Unlike VR, when you’re talking about augmented reality, describing what an experience is like can be incredibly difficult — primarily because the experiences are even more contextual than relatively static virtual worlds that don’t involve real-world settings.
In AR, everything is about how “you” see things interacting with your real environment. Such is the case with what I’m calling the most important demonstration of Magic Leap technology to date in the form of an AI assistant called Mica.
Together, the team described a world in which a Magic Leap user will be able to interact with intelligent assistants in the form of fully realized augmented reality humans that can recognize your position in a room, as well as items in that room. Having mapped the area and your position within it, the AI assistant will then interact with you to help you do any number of things.
For example, as detailed in the presentation, the AI assistant might scan the Magic Leap One wearer’s eyes to detect his mood and then suggest an appropriate song to play through the home’s music system. Similarly, the AI assistant my access the Magic Leap One user’s preferences to adjust things such a the level of light in a room at a certain time of day.
We’re already becoming accustomed to such interactions on the audio plane via digital assistants like Amazon’s Alexa, Google Home, and, to a lesser extent, Apple’s Siri. But what Magic Leap is describing is putting an even more robust and responsive version of such a digital assistant in the form of a human that inhabits the same space as you, thus taking the assistant metaphor to its highest level. It sounds and looks a bit like science fiction, but it’s not.

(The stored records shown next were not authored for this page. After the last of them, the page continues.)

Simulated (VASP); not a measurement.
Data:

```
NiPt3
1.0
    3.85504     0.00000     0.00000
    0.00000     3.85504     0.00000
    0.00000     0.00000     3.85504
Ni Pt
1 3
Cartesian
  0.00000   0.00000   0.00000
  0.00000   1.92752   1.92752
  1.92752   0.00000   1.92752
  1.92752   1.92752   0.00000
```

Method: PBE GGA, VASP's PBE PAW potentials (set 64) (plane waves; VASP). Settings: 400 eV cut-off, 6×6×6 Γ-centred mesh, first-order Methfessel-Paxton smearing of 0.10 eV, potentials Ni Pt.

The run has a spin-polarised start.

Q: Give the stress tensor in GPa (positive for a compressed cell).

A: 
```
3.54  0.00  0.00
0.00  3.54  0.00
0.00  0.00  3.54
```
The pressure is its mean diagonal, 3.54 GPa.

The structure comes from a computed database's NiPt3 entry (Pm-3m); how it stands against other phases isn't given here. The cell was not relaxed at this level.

What Magic Leap is describing is so close to reality, the company now feels comfortable enough to offer demonstrations of a rudimentary version of the dynamic at work with the Magic Leap One in conjunction with its intelligent assistant Mica.
The result is a stunning experience that takes AR into brand new and exciting territory.
I met Mica for the first time earlier this week. And if you get a chance to meet her, she will fundamentally change how your view the Magic Leap One and augmented reality in general.
When Magic Leap’s team brought me into an empty room hidden deep in the bowels of an LA event center, I didn’t know what to expect. The space was designed to look like a normal room, complete with a table, two chairs, and other furniture situated around the table. Nothing looked particularly futuristic or tech-enabled, so I wasn’t expecting much. Wow, was I wrong.
Upon donning the Magic Leap One, I’m greeted by a virtual woman (Mica) sitting at the very real wooden table. Then, Mica, with an inviting smile, gestures for me to join her and sit in the chair opposite her. I oblige, and then a very weird interaction begins — she starts smiling at me, seemingly looking for a reaction.
I’ll admit, I deliberately avoided smiling (though it was really hard, Mica seems so nice) and kept a poker face in an attempt to see if I could somehow throw the experience off by not doing the expected, that is, returning the smile.
Undaunted, Mica continued to look into my eyes and go through a series of “emotions” that, surprisingly, made me feel a bit guilty about being so stoic.
It’s at this point that I should mention that she doesn’t speak yet, so all of our interactions were conducted in silence, and instead of using words, she communicated using gestures, eye moments, and various body language. At first, I thought this might be a limitation, but retrospect, I think this served to make the experience even more impactful.
That would have been enough to mildly impress me, but what came next was the kicker. She then pointed to a real wooden picture frame on the table, gesturing for me to hang it on a pin on the wall next to us. I did as asked, and… it was the eurekamoment. This was a virtual human sitting at a real world table and she just got me to change something in the real world based on her direction.
But then it got better. Once I’d hung the empty frame, Mica got up (she’s about five feet six inches tall) and began writing a message inside the frame, which in context looked about as real as if an actual person had begun writing on the space.
Alas, I don’t remember what the message was (honestly, I was too blown away by what was happening), but I’m assuming it was somewhat profound, as Mica then looked to me in a way that seemed to ask that I consider the meaning of the message. After a few beats, the life-sized, augmented reality human walked out of the room. But she didn’t just disappear into a wall in a flurry of sparkly AR dust. Instead, she walked behind a real wall in the room leading to a hallway. It was a subtle but powerful touch that increased the realism of the entire interaction.
As I said earlier, it’s incredibly difficult to describe just how profound this experience was, but if and when it’s made available to the public, you’ll be doing yourself a grave disservice if you pass the opportunity up. `
I’ve been trying to think of tool or app that would compel me to wear the Magic Leap One for an entire day. And while I’ve had the device for months now, I haven’t been able to think of anything that would get me to wear it beyond one hour spurts of activity. That’s all changed now. Although battery life and the experience itself aren’t quite ready for such rigorous and extended use, I could easily see coming home and slipping on the Magic Leap One for the rest of the night if it meant having access to such a fully realized AI assistant such as Mica.
After meeting Mica, I have no doubt that this is what the virtual assistant future will look like for most people in the very near future. It’s not assured that it will be Magic Leap that delivers it, but whichever company does, I think it’s safe to say that Magic Leap was first to show us that future in this particular way, and it’s incredible.